Archibald, Lord Blythswood, d.1908, Arts and Crafts panel.

Modern Brasses

There are several modern brass panels, dating from Cecil Charlotte Russell, d.1867 through to Iain Davi MacDonald, d.1995 in Croatia. The most significant to the Church is that of the Revd. William Russell, d.1870, Rector for 53 years. It is a moderately ornate example of a common style, with blackletter text in capitals, a repeating border of leaves with a red background, and quatrefoils with evangelical symbols at the corners. That to Brother James Boor, d.1887, is a little less ornate, but shows the equally common style of highlighting the principle capital letters of each word in red. And also notable is the long, slender brass to Susan Douglas, d.1888, with a lozenge of arms in enamel (picture below).

Also in the Church:

  • Interesting 20th Century stained glass (example below).
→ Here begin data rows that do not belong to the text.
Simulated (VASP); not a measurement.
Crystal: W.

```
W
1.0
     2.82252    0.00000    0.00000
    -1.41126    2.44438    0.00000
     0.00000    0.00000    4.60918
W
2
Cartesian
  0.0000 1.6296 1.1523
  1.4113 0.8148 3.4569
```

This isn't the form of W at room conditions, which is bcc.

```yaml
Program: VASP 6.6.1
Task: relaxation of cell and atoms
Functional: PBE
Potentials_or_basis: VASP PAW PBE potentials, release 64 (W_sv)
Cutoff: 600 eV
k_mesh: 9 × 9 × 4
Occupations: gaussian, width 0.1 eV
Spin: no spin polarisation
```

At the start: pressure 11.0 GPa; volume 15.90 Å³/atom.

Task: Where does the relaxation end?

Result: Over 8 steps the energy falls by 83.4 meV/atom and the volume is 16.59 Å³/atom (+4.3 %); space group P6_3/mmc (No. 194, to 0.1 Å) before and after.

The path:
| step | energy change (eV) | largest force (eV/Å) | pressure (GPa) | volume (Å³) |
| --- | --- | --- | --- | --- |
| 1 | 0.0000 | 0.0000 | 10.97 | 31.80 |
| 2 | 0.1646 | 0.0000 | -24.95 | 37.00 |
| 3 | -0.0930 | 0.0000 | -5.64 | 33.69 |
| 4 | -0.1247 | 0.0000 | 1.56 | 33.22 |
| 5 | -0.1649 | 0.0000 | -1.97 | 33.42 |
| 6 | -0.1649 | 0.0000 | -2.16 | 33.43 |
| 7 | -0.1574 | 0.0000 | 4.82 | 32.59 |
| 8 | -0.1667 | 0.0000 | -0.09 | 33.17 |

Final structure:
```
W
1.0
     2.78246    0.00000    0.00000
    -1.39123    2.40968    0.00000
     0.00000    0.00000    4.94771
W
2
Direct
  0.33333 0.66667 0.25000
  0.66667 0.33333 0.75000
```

  • A reredos in dark oak, all Gothic panelling with piercings along the top.

  • A rood screen across the nave, adding to the rich brown tones of the interior, with wooden pews and the little gallery above – reached by the stairs we saw outside – bearing the Hanoverian coat of arms, though it (and that stair) are 19th Century; there is a second small gallery in the north transept which is of 18th Century date.

  • Also in panelled wood, the small pulpit, on a tapered single support.

  • The octagonal font, carved with quatrefoils in square panels and seated on a single broad shaft with panelling.

  • Two groups of flags as war memorials, together with a wooden panel listing the fallen of the Parish in WW1.

  • An interesting panel of brass, with a cross in the centre, and four outsize corners with the symbols of the Evangelists, and a decorative border.

  • Eagle lectern, different from the usual style, perhaps a lammergyre with its big claws.